The fluorescence emission spectra of compounds 6a–c (Figure 4) showed maximum emission bands between 512 and 590 nm. All the compounds exhibited broad Stokes shifts (6a 4913–5971, 6b 3932–5069, and 6c 3468–4789 cm⁻¹) in different solvents, indicating a fast relaxation from the excited state to lower energy vibrational states, which can avoid the interference caused by the excitation light and scattered light, as well as the fluorescence intensity that is diminished by self-absorption, as a result improving the response sensitivity of fluorescent molecules [48]. As the polarity solvents change from THF to EtOH, the emission peaks of 6a, 6b, and 6c showed a bathochromic behavior from 563 to 578, 529 to 528, and 553 to 565 nm, respectively. However, all the chromophores presented a hypsochromic effect in solvents such as DMF, ACN, and EtOH (Figure 4). These findings suggest that the bathochromic effect is due to the ICT state being significantly more polar than the ground state, leading to stronger interactions with polar solvents in the ICT state (Figure S2). On the other hand, the hypsochromic effect is attributed to the difference in solvation since EtOH is an HBD solvent that can stabilize the ground state through H-bonding formation with the methoxy and carbonyl groups of the chromophores [49]. Solvatochromic behavior was studied through solvent polarity plots such as Lippert–Mataga and McRae plots (Figure S1) [50,51]. Lippert–Mataga and McRae show similar trends with a moderate linear relationship for compounds 6a and 6b, while compound 6b exhibits a poor linear tendency. This behavior may be attributed to specific solvent effects, such as preferential solvation, hydrogen bonding, and charge–transfer interactions, which are influenced by one or a few neighboring molecules and governed by the diverse chemical properties of the fluorophore and solvent. Additionally, the optical band gap (E_0-0) was determined by the interception of the absorption and emission bands for all the compounds, yielding values of 2.41, 2.58, and 2.40 eV for 6a, 6b, and 6c, respectively, exhibiting the same trend as the calculated energy gap in THF.

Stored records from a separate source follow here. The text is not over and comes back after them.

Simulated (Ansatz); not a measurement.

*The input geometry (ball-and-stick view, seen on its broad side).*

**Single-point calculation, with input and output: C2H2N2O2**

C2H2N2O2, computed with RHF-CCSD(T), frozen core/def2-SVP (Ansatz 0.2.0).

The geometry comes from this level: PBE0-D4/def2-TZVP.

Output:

2.3. Aggregation-Induced Emission

To investigate the effects of aggregation on the luminescence behavior of the synthesized compounds, emission spectra of 6a–c were registered in different THF–water mixtures (f_w = 0 to 90%) (Figure 5). Compound 6a showed a fluorescence quenching with a red shift upon increasing amounts of water (f_w) until 60% was reached, attributed to the influence of the TICT effect [52,53]. Furthermore, it is acknowledged that when dyes aggregate, they can create π-π stacked structures of chromophores. Ultimately, this leads to a reduction in the band gap and a movement towards longer wavelengths in the emission peaks [54]. Upon increasing the water fraction from 70 to 80%, the compound exhibits a striking fluorescence enhancement with a blue shift. This could be attributed to the formation of aggregates due to the reduced ability of the aqueous mixture to dissolve substances. Above 90% water fraction, the fluorescence emission rapidly diminished.

On the other hand, for compounds 6b and 6c, a similar trend was observed. The fluorescence was quenched in both compounds with a bathochromic effect when the water fraction increased up to 70%. After increasing the amount of water from 70 to 90%, the compounds displayed an enhancement in emissions with a red-shift, probably because of the aggregation of dyes leading to the formation of π-π stacked structures of the fluorophores, resulting in a reduced band gap [54]. It is important to note that when large aggregates form at higher f_w, the twisting motion of the molecular subunits becomes restricted, thus interrupting the TICT process.

2.4. Sensing Response of 6a–c to Several Anions

The sensing response of quinolone–benzothiazole derivatives toward different anions (CH₃CO₂⁻, Cl⁻, CN⁻, CO₃²⁻, PO₄³⁻, I⁻, F⁻, NO₂⁻, NO₃⁻, HCO₃⁻, SCN⁻ and SO₄²⁻) was studied, employing UV-Vis absorption and fluorescence emission measurements in mixtures of DMSO:water (8:2) at a concentration of 50 µM, with 10 equivalents of each anion in a buffer solution at pH 7. Compounds 6a–c in DMSO/water solution (Figure 6) exhibited two absorption bands around 350 nm and 450 nm, which could be assigned to π-π transitions and the ICT process, respectively. After the addition of 10 equivalents of each of the analytes mentioned above to 6a–c solutions, no appreciable changes were observed; nevertheless, the addition of CN⁻ anions caused a considerable fall in the absorption intensity at around 450 nm, and the increase in the absorption intensity of the band centered at 350 nm. All these variations can be noted by a change in the color of the solution of compounds 6a–c once CN⁻ was added, passing from orange to transparent.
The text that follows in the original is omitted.